N’Golo Kante was player of the match in both Champions League semi-final legs against Real Madrid and in the final against Manchester City last season. He went full Kante in all three of those games: stealing possession; breaking up play; driving forward; creating chances. But that Kante – the one who takes hold of a game of football and refuses to give it back – has been an infrequent presence for Chelsea this season. The many miles run appear to be catching up with him and this Champions League campaign could, and perhaps should, be his last hurrah for Chelsea.

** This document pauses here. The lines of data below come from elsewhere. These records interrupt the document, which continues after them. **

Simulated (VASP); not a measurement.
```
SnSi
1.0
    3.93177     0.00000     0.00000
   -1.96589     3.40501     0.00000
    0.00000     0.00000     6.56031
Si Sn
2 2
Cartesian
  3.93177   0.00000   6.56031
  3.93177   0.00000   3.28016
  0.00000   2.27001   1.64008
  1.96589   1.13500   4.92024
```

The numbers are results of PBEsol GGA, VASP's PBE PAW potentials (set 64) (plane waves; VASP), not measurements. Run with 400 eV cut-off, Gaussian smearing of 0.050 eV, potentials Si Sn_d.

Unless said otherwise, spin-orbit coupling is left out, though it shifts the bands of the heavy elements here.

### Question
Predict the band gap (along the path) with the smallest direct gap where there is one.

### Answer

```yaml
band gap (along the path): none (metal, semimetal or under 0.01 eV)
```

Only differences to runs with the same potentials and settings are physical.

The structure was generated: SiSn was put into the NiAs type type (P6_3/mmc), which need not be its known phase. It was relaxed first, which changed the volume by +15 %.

Kante has started just 15 Premier League games under Thomas Tuchel this season and has had four separate injury lay-offs. When he has been in the team, he’s rarely played with the verve and intensity that could be proffered as his middle name, suggesting every aspect of his midfield machinery isn’t quite running smoothly.
Similar was said at the same stage last season, with his performances in the latter stages of the Champions League making those who questioned him look very daft indeed. But that was the start of a trend that’s seen Kante move towards becoming an outstanding footballer who can put in outstanding performances, rather than an outstanding footballer who is always outstanding.
If Chelsea can eke out five further optimum Kante displays they have an excellent chance of retaining their Champions League crown. And given his propensity for injury this season they should be wrapping him in cotton wool for those games. Chelsea don’t need Kante to finish third or fourth in the Premier League, but they need him to win the Champions League.
After that, Chelsea would be wise to sell him. He’s 31 and his contract expires in the summer of 2023, at which point he could leave for nothing. As the club are about to find out, allowing players’ contracts to run down is costly. They could lose all three of Cesar Azpilicueta, Antonio Rudiger and Andreas Christensen this summer. With money likely an object going forward, those players could easily have earned them £100m combined.
Replacing Kante will be impossible – there’s no-one like him and therefore by definition no-one as good. But Conor Gallagher could play and thrive in that role for Chelsea. He’s been brilliant on loan at Crystal Palace this season and offers the goals and creativity from midfield that Chelsea lack. If Tuchel had to choose between peak Kante and peak Gallagher it would be an easy choice, but Gallagher’s stock is rising while Kante’s falls.
Tuchel would want to keep Kante in an ideal world, but Chelsea no longer live in one. Whoever takes over will not have the bottomless pockets of Roman Abramovich, and with the redevelopment of Stamford Bridge a necessary priority, money will be tight. They will be in no position to turn down £40m for Kante.
A deep foray into the Champions League this season will improve Kante’s chances of one last big move in his career, with one particular suitor – who have long been interested in the midfielder – likely to be looking for any cheat code to win the competition that continues to allude them. PSG wanted Kante when he moved to Stamford Bridge and have been linked with him periodically ever since. Having signed pale imitations of Kante, they are likely still interested in the real thing, with Idrissa Gueye and Danilo Pereira mere methadone to the Kante crack cocaine.
It will be rough for Chelsea without the Frenchman. Although his reduced role this season means they won’t be going cold turkey, they will no longer be able to fall back on the fix when they need it most. But five more fixes should do the trick for Chelsea, starting with Real Madrid at Stamford Bridge on Wednesday. Rack up the Kante.